Country Needs ‘Frank Discussion’ on Immigration, Says Islamic Center Leader
Date: May 21, 2017
In the early 20th century, Midwestern industrialists actively recruited for labor in the Middle East. One family to heed their call were the Dabagia brothers. Around 1908, the five siblings left their small Levantine town and moved to Michigan City, Indiana, to work at the Pullman Standard boxcar manufacturing plant. The Pullman plant is long closed, but Michigan City remains home to a vibrant Muslim community. “We’re all contributing to what makes this country great today,” says Phil Dabagia, whose father was one of those Pullman workers.
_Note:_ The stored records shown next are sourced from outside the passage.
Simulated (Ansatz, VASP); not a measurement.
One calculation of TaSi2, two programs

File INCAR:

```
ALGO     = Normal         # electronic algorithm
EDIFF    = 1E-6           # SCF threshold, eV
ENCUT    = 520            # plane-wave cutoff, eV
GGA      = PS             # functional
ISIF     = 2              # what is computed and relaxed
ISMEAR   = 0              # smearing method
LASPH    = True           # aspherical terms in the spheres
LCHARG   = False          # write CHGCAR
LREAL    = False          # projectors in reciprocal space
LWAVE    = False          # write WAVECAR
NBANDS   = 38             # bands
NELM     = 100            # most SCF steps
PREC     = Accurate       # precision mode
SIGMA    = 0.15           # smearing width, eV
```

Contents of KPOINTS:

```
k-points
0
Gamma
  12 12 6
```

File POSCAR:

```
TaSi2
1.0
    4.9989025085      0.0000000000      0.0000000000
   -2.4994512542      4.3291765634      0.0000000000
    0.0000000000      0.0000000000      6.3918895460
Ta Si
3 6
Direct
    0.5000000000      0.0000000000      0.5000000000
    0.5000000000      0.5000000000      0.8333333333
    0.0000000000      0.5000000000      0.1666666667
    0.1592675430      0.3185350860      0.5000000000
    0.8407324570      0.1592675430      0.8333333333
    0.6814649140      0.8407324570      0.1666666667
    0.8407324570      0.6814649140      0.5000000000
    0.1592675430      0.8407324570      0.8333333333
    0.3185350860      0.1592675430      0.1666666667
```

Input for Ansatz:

Today, Dabagia is the longtime president of the Islamic Center Of Michigan City, a thriving mosque and community center that serves about 100 local families. Around 40 percent of their members are recent immigrants, Dabagia says — all hardworking people who are determined to make the most of the opportunities the United States has to offer.
They are not so different from Dabagia. He began working at age 11, setting up pins in a bowling alley. Two years later, when his father passed away, the 13-year-old helped support his family. After high school, he worked in a grocery store, then in 1963 was drafted into the U.S. Army, serving for two years in Germany as a military policeman. On his return, Dabagia took a job as a policeman with the Michigan City police department, where he served for 20 years. In 1986, he became a corrections officer, eventually rising to become assistant director of the Laporte County correctional system, managing 24 people and running the city’s electronic-monitoring program. He retired in 2011.
I think it’s good to have Middle Eastern immigrants. This is what makes the country great: It’s a melting pot.
Today’s Middle Eastern immigrants are highly skilled and educated, Dabagia says. His father had only a fourth-grade education when he came to America, but the current crop of immigrants are doctors, lawyers, engineers, and other highly trained professionals. Statewide, 15.1 percent of Indian’s immigrants have advanced degrees, compared with 8.6 percent of U.S.-born Hoosiers. “We have businessmen that started chain stores here. We have doctors. We have attorneys. We have people who’ve served in government,” Dabagia says. “They’re all immigrants or children of immigrants, and they’re all making contributions.”
Dabagia doesn’t want an open-borders immigration policy “unless they’re escaping hardship or tyranny.” But he wants to make sure that immigration policies give Muslims a fair chance at coming to America. A recently floated travel ban suspending entry of foreign nationals from seven countries went too far, and was not done in a careful or thoughtful way, Dabagia says. “The countries they named weren’t the ones where terrorists were coming from,” he says. “It was a shoot-from-the-hip solution, and that doesn’t work.”
What’s needed, Dabagia says, is “an open and frank discussion” about how the country wants to handle immigration — and about the benefits that immigrants bring to communities like Michigan City. “I think it’s good to have Middle Eastern immigrants,” he says. “This is what makes the country great: It’s a melting pot.”